Saturday, June 21, 2014

Historiography of Byzantine iconoclasm

ICONOCLASM IN BYZANTIUM AND AFTER:  HISTORIOGRAPHY

With regard to art-historical topics, the rhythm of research is oftentimes not continuous, but more episodic, responding to various external stimuli. So it is with the study of iconoclasm in Byzantium.  
The modern phase of this study was inaugurated by a young Russian scholar, Georg Ostrogorski (1902-1975), who had settled in Germany to pursue graduate work.  In 1929 he published his dissertation on the theological and political aspects of the iconoclastic controversy.  This choice of topic undoubtedly reflected Ostrogorski’s experiences in the early years of the Bolshevik regime, which were marked by widespread destruction of icons and churches. The topic was also prophetic, as it anticipated the Nazi book burnings of 1933 and the raids on “degenerate art” of 1937. Wisely, Ostrogorski moved to Serbia, where he had a distinguished career as a Byzantinist.
At all events the world Depression and the rise of Nazism put a damper on all sorts of research, including inquiries in this realm.  An exception was a somewhat generic, but insightful book, Holy Images, published by the English historian Edwyn Bevan in 1940.
So much for prologue.  In my judgment the fundamental issues were not addressed until the 1950s at the height of the Cold War by two art historians working on both sides of the Atlantic.  In 1954 Ernst Kitzinger of Harvard University charted the rise of a new sense of charisma and thaumaturgy in the icons that developed in popular circles during the difficult years after 565 CE.  Three years later, André Grabar, working in Paris, offered a more complex picture using numismatic and other evidence.  Even though they worked independently, these two scholars were in contact.  They were both in flight from authoritarianism, Kitzinger from Nazism, Grabar from Sovietism.  In some sense, I think, they were both motivated by puzzlement at the rise of abstractionism in contemporary art; abstract expressionism on this side of the water, art informel in Europe.
And so the matter rested for a time.  In 1985 David Freedberg, now of Columbia University, forcefully raised the issue of 16th-century iconoclasm in Western Europe.  This study was placed in a larger context by his 1989 book The Power of Images, which posited that images may derive their power from two opposite sources: their uncanny naturalism on the one hand, and their extreme stylization on the other.
About the same time Michael Camille and Carlos Eire discussed the uncertain status of images in the Gothic and early modern eras, respectively.
In effect Hans Belting denied that the icons were art at all, since they stem from an era “before art.”  
A little later Alain Besançon addressed the elusive, but clearly important issue of the heritage of distrust of images in the rise of pure abstraction in the years 1908-13 in the work of avant-garde artists, almost all of them Slavic or Dutch. 
The current leader in this cluster of fields seems to be Professor Leslie Brubaker, author of three game-changing books, and head of a Centre at the University of Birmingham that coordinates these studies on an international basis.  These scholars are influenced, among other things, by the destruction of images by the Taliban.

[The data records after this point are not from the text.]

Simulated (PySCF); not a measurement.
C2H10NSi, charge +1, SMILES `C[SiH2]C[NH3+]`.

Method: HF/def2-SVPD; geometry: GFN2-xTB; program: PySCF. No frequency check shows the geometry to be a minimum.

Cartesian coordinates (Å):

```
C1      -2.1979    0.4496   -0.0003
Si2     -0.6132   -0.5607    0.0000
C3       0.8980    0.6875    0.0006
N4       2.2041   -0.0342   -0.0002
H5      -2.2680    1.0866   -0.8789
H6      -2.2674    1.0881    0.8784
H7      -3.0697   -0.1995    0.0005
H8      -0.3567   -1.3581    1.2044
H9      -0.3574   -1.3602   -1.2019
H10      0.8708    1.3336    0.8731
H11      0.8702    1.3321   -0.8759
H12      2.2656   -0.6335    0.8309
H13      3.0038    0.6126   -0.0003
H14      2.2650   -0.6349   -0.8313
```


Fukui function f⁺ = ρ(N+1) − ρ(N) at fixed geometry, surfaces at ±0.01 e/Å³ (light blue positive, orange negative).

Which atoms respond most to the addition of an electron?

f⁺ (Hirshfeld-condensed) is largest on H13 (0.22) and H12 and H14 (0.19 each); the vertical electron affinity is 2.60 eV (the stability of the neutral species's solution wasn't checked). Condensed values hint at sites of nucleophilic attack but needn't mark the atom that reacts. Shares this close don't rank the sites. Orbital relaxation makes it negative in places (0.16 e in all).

The approach employed in this piece reflects the sociology of knowledge, which studies  the link between human thought and the social context within which it arises.  In some periods there is a climate of innovation that fosters the clustering of inquiries, as seen with the rise of modern physics in Europe after 1900.  Complementary to the sociology of knowledge is the sociology of ignorance, including the study of nescience, ignorance, unwarranted conspiracy theories, and knowledge gaps.
The rise of the sociology of knowledge has been traced to the work of the sociologists Emile Durkheim and Marcel Mauss at the end of the 19th and beginning of the 20th centuries. They dealt directly with how conceptual thought, language, and logic could be influenced by the sociological milieu out of which they arise. In Primitive Classification, Durkheim and Mauss employ a study of “primitive” group mythology to argue that systems of classification are collectively based, with the the divisions with these systems deriving from social categories. 
The specific term “sociology of knowledge” gained currency in Central Europe in  the 1920s, when a number of German-speaking scholars, notably Max Scheler and Karl Mannheim, published important work on the sociological aspects of knowledge,

REFERENCES

Barber, Charles. Figure and Likeness: On the Limits of Representation in Byzantine Iconoclasm. Princeton: Princeton University Press, 2002.

Belting, Hans. Likeness and Presence: A History of the Image before the Era of Art. Chicago: University of Chicago Press, 1997.

Besançon, Alain. The Hidden Image. Chicago: University of Chicago Press, 2001.

Bevan, Edwyn.  Holy Images: An Inquiry into Idolatry and Image-Worship in Ancient Paganism and in Christianity.  London: G. Allen & Unwin, 1940.

Brubaker, Leslie.  Inventing Byzantine Iconoclasm.  Bristol: Bristol Classical Press, 2003. [with many useful bibliographical references]

Bryer, Anthony, and Judith Herrin, eds. Iconoclasm. Birmingham: Centre for Byzantine Studies, University of Birmingham, 1977.

Camille, Michael. The Gothic Idol: Ideology and Image-Making in Medieval Art. Cambridge: Cambridge University Press, 1989.

Eire, Carlos. War against the Idols: The Reformation of Worship from Erasmus to Calvin. Cambridge: Cambridge University Press, 1989.

Fine, Stephen. Art and Judaism in the Greco-Roman World: Toward a New Jewish Archaeology. Cambridge: Cambridge University Press, 2005.

Freedberg, David. Iconoclasts and Their Motives. Maarsen: Gary Schwartz, 1985.

----. The Power of Image: Studies in the History and Theory of Response. Chicago: University of Chicago Press, 1989.

Gamboni, Dario. The Destruction of Art: Iconoclasm and Vandalism since the French Revolution. London: Reaktion Books, 2007.

Goodenough, Erwin R. Jewish Symbols in the Greco-Roman Period. 13 vols. New York: Pantheon, 1953-68.

Grabar, André. L’iconoclasme byzantin: le dossier archéologique. New ed. Paris: Flammarion, 1984. [first ed., 1957]

Kitzinger, Ernst. “The Cult of Images in the Age before Iconoclasm,” Dumbarton Oaks Papers, 8 (1954), 85-150.

Kolrud, Kristine, and Marina Prasac.  Iconoclasm from Antiquity to Modernity.  Farnham: Ashgate, 2014.

Noble, Thomas F. X.  Images, Iconoclasm and the Carolingians.  Philadelphia: University of Pennsylvania Press, 2009.

Noyes, James.  The Politics of Iconoclasm:  Religion, Violence and the Culture of Iconoclasm in Byzantium, Christianity, and Islam.  London: I. B. Tauris, 2013.

Ostrogorsky [Ostrogorski], Georg.  Studien zur Geschichte des byzantinischen Bilderstreit.   Dissertation.  Breslau, 1929

Simpson, James.  Under the Hammer:  Iconoclasm in the Anglo-American Tradition.  Oxford: Oxford University Press, 2011.

Warnke, Martin, ed. Bildersturm: Die Zerstörung des Kunstwerks. Munich: Carl Hanser Verlag, 1973.


1 Comments:

Anonymous Anonymous said...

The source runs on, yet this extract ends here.